If you thought that the simmering feud between United Wholesale Mortgage (UWM) and rivals Quicken Loans and Fairway Independent Mortgage Company would lose steam any time soon, well, buckle up.
UWM announced on March 4 that it would no longer do business with mortgage brokers who also worked with Quicken and Fairway, framing the two companies as organizations “that are hurting the wholesale channel.”
Specifically, UWM CEO Mat Ishbia called out Fairway for “soliciting loan officers and talking negatively about brokers” and chastised Rocket for “going after real estate agents” and “trying to cut the loan officers out.”
Ishbia, who has vehemently and vocally defended the new policy, took to CNBC’s “Mad Money” last week to report that the brokers who work with UWM have responded positively to the change, saying that “not even 500” out of 12,000 brokers chose to keep working with Quicken.
“The reality is, brokers are all in,” Ishbia said. “They understand that Mat and UWM [are] here to protect the broker channel and consumers, because consumers get lower rates when they go through a broker.
“That’s not an opinion,” professed Ishbia. “That’s a fact.”
Ishbia’s CNBC appearance is the latest salvo in the battle of Michigan lending giants (both Rocket and UWM are based in the Detroit area). Rocket Mortgage Rocket Mortgage initially responded via a public statement from Executive Vice President Austin Niemiec, who tweeted that “[UWM’s] move decimates the idea of the free and open market that is so critical to the broker community. We continue to advocate for the right of brokers and consumers to choose how they secure home financing.”
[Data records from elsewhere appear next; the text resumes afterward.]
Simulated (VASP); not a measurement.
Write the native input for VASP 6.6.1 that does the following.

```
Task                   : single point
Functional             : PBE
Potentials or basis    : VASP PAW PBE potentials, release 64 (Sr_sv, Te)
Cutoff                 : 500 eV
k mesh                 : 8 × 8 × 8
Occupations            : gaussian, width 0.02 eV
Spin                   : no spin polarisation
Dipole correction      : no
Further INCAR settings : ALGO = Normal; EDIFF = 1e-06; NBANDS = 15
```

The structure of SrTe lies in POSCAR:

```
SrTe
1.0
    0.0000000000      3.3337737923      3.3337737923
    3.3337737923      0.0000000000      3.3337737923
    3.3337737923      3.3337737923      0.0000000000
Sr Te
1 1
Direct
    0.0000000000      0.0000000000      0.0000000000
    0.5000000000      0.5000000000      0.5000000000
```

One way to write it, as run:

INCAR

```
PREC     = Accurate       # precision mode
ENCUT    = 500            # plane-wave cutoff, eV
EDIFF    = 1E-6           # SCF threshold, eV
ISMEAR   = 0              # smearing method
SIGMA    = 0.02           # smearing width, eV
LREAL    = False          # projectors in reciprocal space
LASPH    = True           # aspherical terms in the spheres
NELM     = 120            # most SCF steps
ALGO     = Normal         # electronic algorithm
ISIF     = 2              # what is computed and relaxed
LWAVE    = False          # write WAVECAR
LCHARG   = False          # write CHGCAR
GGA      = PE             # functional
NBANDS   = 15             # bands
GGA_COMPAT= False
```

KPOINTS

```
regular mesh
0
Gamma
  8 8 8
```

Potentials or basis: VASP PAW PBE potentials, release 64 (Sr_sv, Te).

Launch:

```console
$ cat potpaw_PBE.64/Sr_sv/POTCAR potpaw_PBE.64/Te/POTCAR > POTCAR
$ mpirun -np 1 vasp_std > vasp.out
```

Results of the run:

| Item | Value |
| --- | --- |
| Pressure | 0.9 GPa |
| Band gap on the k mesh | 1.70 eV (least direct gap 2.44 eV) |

Rocket, the country’s largest mortgage lender, doubled down on its rebuttals over the weekend of March 6. In an email to brokers, Niemiec went as far as publicly divulging Rocket Pro TPO’s lending volume — a first for the company — of $97 million in 2020. He called UWM’s move “an act of fear” due to Rocket’s rising market share.
As for the numbers being thrown around, figures are coming from both sides of the wholesale lender battle, leaving any statistical winner unclear. Rocket at one point announced that “22 of our 25 largest partners have rejected UWM’s ultimatum and have elected to continue working with our company,” and a spokesman for the company has said that over 9,000 brokers have rejected UWM in favor of continuing to work with Rocket. And according to a March 18 Wall Street Journal story, Rocket’s market share has grown even further “since UWM announced it will no longer compete with [Rocket].”
Fairway, for its part, has been less aggressive in response, with CEO Steve Jacobson saying that the company has “always believed in doing what is best for the consumer, and that will never change. For that reason, we will always support a broker’s decision to work with any lender they choose, and we will continue to work every day to earn the trust and respect of all our origination partners. At the end of the day, we are all working for the borrower.”
A few other groups also criticized UWM’s policy as harmful to the free market. Via a statement from President Bob Broeksmit, the Mortgage Bankers Association said it “does not condone activities designed to thwart competition in the mortgage market and limit loan options available to borrowers.” Kimber White, president of the National Association of Mortgage Brokers, concurred, calling the move “counter to the spirit of freedom and independence that is the very foundation of our broker businesses. You should be allowed to work with whomever you want, and who offers the best product and customer service, not a company who dictates your business model to you.”
Ishbia, however, insists that the move was not about slashing competition.
“I know how people want to portray it, but the decision was not about doing things exclusively,” he told CNBC’s Jim Cramer. “We basically said, ‘Mortgage brokers —20,000 of you guys — if you’re partnering with Rocket, they’re out there doing things, maybe you’d call it ‘underhanded’ or maybe in a gray area, to affect consumers and brokers. What we’re saying is, ‘I can’t stop them, but if you’re going to work with them, don’t work with us.’”
Others appeared to back UWM’s policy and claims by censuring Rocket Mortgage’s actions. Katie Sweeney, CEO of the Association of Independent Mortgage Experts (AIME), claimed penned a letter declaring that “brokers deserve better than to be used for lead generation — which is precisely why we’ve never partnered with Rocket TPO or any other lender with similar business practices.” [Note: United Wholesale Mortgage is a title sponsor of AIME.]
Ishbia remains firm in his belief that UWM’s move is the right one.
“We’ve been the No. 1 wholesale lender for six straight years,” he told Scotsman Guide. “We’ve got more market share than Nos. 2 through 9 combined, right? We’ve got a little bit of control of things, so if you [as a broker] want to [work with Rocket and Fairway] and help the people who are hurting all of us, that’s okay. But I’m not going to help you with our technology, our service and our pricing.”